The Independent, 20 February 2014

Book of a Lifetime

I was 16 when Talking It Over came out, and I had never read anything except murder mysteries and books for school. I had a Saturday job at Hornby’s Bookshop in Birmingham, and when copies of the latest Julian Barnes novel arrived, they were accompanied by a large poster of the hardback cover, which we had no space to display.

I liked the picture so much, I stole the poster and bought the book. I was instantly beguiled by its clever, teasing structure. Three narrators — Stuart, Oliver, and Gillian — take turns to explain their evolving relationship to the reader. Stuart and Oliver are school-friends: Stuart the plodding carthorse, Oliver the glamorous underachiever. Both men fall in love with Gillian, an art restorer.

It opens with a glorious dissection of a conversation between the three of them, about grammar. Everything we need to know about these characters is revealed in a few moments of them arguing about whether ‘someone’ should take a singular or plural pronoun. It’s a conversation which foreshadows everything that will happen to the three of them throughout the novel.

I read it in one sitting, then tanked my week’s wages buying his other novels (I still think back fondly to that staff discount). I loved them all, but Talking It Over will always be the book which lured me into literary fiction, my gateway drug.

There’s a dedicatory line at the start of the book, which says this: ‘He lies like an eye witness’. And that is the distilled tricksiness of this novel. One story, three participants, three accounts of the same events, which run alongside one another, each one banging into the others at times, when one character is particularly deluded or pig-headed.

And all of them addressing one reader, demanding that you build something like the truth out of it all. Oliver admits to only remembering important stuff. ‘What I remember is my business,’ says Gillian, pushing the reader away. ‘I remember everything,’ says Stuart. We have to piece things together for ourselves, always considering the particular type of unreliability each narrator possesses.

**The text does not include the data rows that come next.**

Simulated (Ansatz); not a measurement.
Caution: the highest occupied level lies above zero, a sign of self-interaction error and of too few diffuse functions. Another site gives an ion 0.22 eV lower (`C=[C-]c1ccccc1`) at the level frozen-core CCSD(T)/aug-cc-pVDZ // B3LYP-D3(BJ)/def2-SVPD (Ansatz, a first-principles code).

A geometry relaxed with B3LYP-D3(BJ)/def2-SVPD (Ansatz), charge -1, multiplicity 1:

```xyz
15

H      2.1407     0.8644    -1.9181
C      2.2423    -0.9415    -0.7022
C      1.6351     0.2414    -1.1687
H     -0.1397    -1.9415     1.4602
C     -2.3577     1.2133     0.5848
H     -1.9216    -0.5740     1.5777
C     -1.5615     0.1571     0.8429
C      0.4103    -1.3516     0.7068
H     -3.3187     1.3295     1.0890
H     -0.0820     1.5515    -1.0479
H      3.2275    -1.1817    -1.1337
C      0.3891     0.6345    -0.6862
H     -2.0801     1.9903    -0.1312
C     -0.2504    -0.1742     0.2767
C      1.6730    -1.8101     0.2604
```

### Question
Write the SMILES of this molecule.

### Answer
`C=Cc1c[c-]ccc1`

I had no idea when I read it that I would one day want to steal this idea for my own novel (which has two narrators of the same events, neither of whom has complete insight into themselves or each other). Every time I found a moment when I wanted to make it clear to the reader that they shouldn’t trust everything they were reading, without making it clunkingly obvious, I thought of how elegantly Barnes had done it, and cursed quietly.